News and Features

The future of opera

Reaping tomorrow what we sow today.

Does opera have a future? It seems barely a week goes by without another media story announcing the imminent or actual demise of opera as an art form.

To misquote Mark Twain: ‘reports of opera’s death have been greatly exaggerated’ but, this is not to deny the challenges it currently faces. Opera has always been an expensive undertaking and revenue and funding for many companies is under greater pressure than ever before. At the same time, the output of the world’s opera houses suggests that the operatic canon is contracting: statistics show the works of three composers – Verdi, Puccini and Mozart – dominate to an ever-increasing extent, pushing other composers and works out of the mainstream.
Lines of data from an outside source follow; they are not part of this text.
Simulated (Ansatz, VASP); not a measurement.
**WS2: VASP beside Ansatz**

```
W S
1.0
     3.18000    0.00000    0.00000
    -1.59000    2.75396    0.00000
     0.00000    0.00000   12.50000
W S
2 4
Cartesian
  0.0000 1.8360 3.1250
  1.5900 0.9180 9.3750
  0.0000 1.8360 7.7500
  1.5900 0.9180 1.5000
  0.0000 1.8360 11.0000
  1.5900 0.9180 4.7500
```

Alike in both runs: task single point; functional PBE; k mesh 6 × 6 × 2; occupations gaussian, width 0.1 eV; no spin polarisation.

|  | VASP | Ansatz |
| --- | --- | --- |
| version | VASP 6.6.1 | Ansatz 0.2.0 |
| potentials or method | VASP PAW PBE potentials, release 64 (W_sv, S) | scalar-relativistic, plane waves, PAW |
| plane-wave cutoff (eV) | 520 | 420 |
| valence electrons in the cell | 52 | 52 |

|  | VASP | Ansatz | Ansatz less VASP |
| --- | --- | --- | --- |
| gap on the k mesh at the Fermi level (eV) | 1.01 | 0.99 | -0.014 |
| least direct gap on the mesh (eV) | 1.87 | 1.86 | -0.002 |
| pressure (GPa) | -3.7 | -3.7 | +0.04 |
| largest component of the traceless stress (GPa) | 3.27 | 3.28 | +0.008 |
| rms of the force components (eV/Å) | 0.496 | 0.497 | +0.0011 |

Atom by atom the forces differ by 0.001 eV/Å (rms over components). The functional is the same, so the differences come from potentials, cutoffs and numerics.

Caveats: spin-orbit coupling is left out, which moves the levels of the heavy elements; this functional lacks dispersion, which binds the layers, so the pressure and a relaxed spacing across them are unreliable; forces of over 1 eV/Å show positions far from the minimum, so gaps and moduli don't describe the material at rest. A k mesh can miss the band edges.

But, as anyone who loves opera knows, there is always more than one side to any story – in the best operas maybe four or five! Can an art form really be said to be dying with 42 world premieres produced by major opera houses worldwide in 2019 so far? And although the big three composers dominate, a reassuring number of living composers appear in the top 100 most performed composers in the last decade (in this time there have been 112 productions of works by Philip Glass alone).

Glyndebourne takes a resolutely optimistic outlook on the future of opera. This is partly because we have been investing in it for the last ten years. Our New Generation Programme (NGP) was established in 2009 to raise funds to support the key initiatives that lay the groundwork for the future. Sir Martin Smith, who chaired the NGP board for much of this period, reflected that: ‘I have always felt that to thrive, arts organisations – and opera companies in particular – need to continually invest in their own talent, their future audiences and the communities in which they exist’. Thanks to the generous support of donors, trusts and foundations through the NGP we have been able to do all of this and more.

Glyndebourne is justly renowned for its record in developing singing talent, with many legends of the opera stage getting an early break in Festival or Tour productions. In addition to casting the stars of tomorrow today, a range of initiatives have been developed to support young singers from the very earliest stages to entering the profession: Glyndebourne Junior Performers are a group of talented local young singers, aged 14 – 19, exploring what it takes to enter full-time training. Glyndebourne Academy works with singers from across the UK, up to the age of 26, who have exceptional vocal potential but face barriers to developing a professional career. Glyndebourne’s Jerwood Young Artists nurtures the most promising young choristers with additional development opportunities alongside their chorus engagement. The Glyndebourne Opera Cup, our most recent talent development initiative, is a search for the most exciting young singers worldwide, with a guaranteed role at a major opera house for the overall winner.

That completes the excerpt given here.